Then close to the end of May, Dr. Slayman’s attorney made a motion for a continuance on the hearing on the summary judgment motion and a scheduled jury trial on May 31.
According to court documents, the ‘grounds for this motion are that the parties reached a settlement on Thursday, May 19, 2022’. The motion said the parties ‘now have a dispute regarding non-monetary terms of the proposed settlement agreement. Counsel for the parties, and Plaintiff worked on these issues throughout the weekend and Monday morning, and there appears to be an impasse on this issue. Accordingly, counsel for both parties are still intending to appear before this Court, per the Court’s preferences for appearing together in person...’
The latest filing in June shows that attorneys for both parties agreed to a dismissal of the complaints and that all parties agree to bear their own costs and fees.
Shannon Polvi, representing the attorneys for Dr. Slayman, said in an email statement that they had no comment other than, “We are happy to have a resolution to a dispute that has spanned several years. We hope that everyone involved can move forward in peace.”
Eugene Matthews, who represented defendants Chester County School District, former Chester County School Board Chair Denise C Lawson, former Chester County School Board member Dr. Richard P Hughes, former interim Chester County Superintendent Keith Callicutt and former Chester County Assistant Superintendent Dr. Charles W King, II said in an email statement, “The case is resolved, and it includes all parties. As a consequence, the summary judgment motions filed by both sides will not be ruled upon by the Court. I have asked the parties that I represent not to speak to the media about the case.”
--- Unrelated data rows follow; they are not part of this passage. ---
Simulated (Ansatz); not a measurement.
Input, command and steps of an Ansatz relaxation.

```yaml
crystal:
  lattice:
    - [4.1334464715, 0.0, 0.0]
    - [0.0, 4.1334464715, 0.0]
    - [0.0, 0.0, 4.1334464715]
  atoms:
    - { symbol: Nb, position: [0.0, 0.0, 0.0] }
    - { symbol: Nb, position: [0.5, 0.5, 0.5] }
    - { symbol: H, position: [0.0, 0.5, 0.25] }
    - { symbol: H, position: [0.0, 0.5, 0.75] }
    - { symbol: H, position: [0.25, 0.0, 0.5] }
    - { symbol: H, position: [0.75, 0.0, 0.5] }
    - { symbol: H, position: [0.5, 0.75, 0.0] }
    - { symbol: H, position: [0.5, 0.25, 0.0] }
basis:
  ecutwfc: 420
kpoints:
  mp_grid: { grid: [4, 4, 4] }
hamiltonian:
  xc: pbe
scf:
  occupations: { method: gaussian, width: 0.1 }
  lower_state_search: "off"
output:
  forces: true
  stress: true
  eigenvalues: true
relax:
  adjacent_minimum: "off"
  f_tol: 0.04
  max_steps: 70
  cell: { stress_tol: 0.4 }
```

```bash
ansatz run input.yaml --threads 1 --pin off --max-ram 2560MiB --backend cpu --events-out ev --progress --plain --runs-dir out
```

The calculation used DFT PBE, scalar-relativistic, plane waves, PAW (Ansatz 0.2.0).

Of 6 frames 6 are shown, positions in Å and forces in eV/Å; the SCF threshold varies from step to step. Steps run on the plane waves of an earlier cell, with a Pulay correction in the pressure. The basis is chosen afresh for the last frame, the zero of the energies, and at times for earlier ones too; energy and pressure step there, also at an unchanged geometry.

Two Chester County Council seats were decided and one matchup was set for this November in last week’s election.
In District one, which was left open when four-term incumbent Brad Jordan opted not to see reelection, former Fire Chief John Agee defeated Nathan Smith 382-217. When the results started coming in for the night, Agee was actually out collecting his voting signs, so they would not be an obstacle in driveways and yards.
“I got a phone call from a friend of mine in Fort Lawn, Maria Hedgpath and she gave me some preliminary numbers, and I was really excited. It’s been a long time since I felt almost giddy at the thought of the people’s trust they were putting in me,” he said.
Agee said one of the first calls he made on Election Night was to Richburg Mayor James Harris, and he told Harris that he would do his best to represent the people in Richburg. The same holds true for the people in Fort Lawn and the other areas of his district, Agee said.
Agee said if his reputation and recognition as the Fire Chief of Richburg helped his campaign in any way, that’s because there were a lot of people that helped make that reputation.
“I have always said, John Agee has never done anything by himself in the fire department or in the community — it’s the men and women in the fire department and the men and women I work with in the community who have built that reputation — just happened to be the person they put their trust in to lead them,” he said.
Agee believes that to capably serve his constituents, he has to listen to them. As such, he plans to do everything possible to stay abreast of what is happening in his district.
“I look forward to representing Fort Lawn, Edgemoor, Landsford and Richburg and the areas around there. I feel like the people have put their trust in me, and one of the things I promised the Town Councils of Fort Lawn and Richburg, I will be attending every one of their council meetings that I can get to, and bringing them information from the county council, and taking their concerns back to council,” Agee said.
Agee faces no Democrat challenger in November.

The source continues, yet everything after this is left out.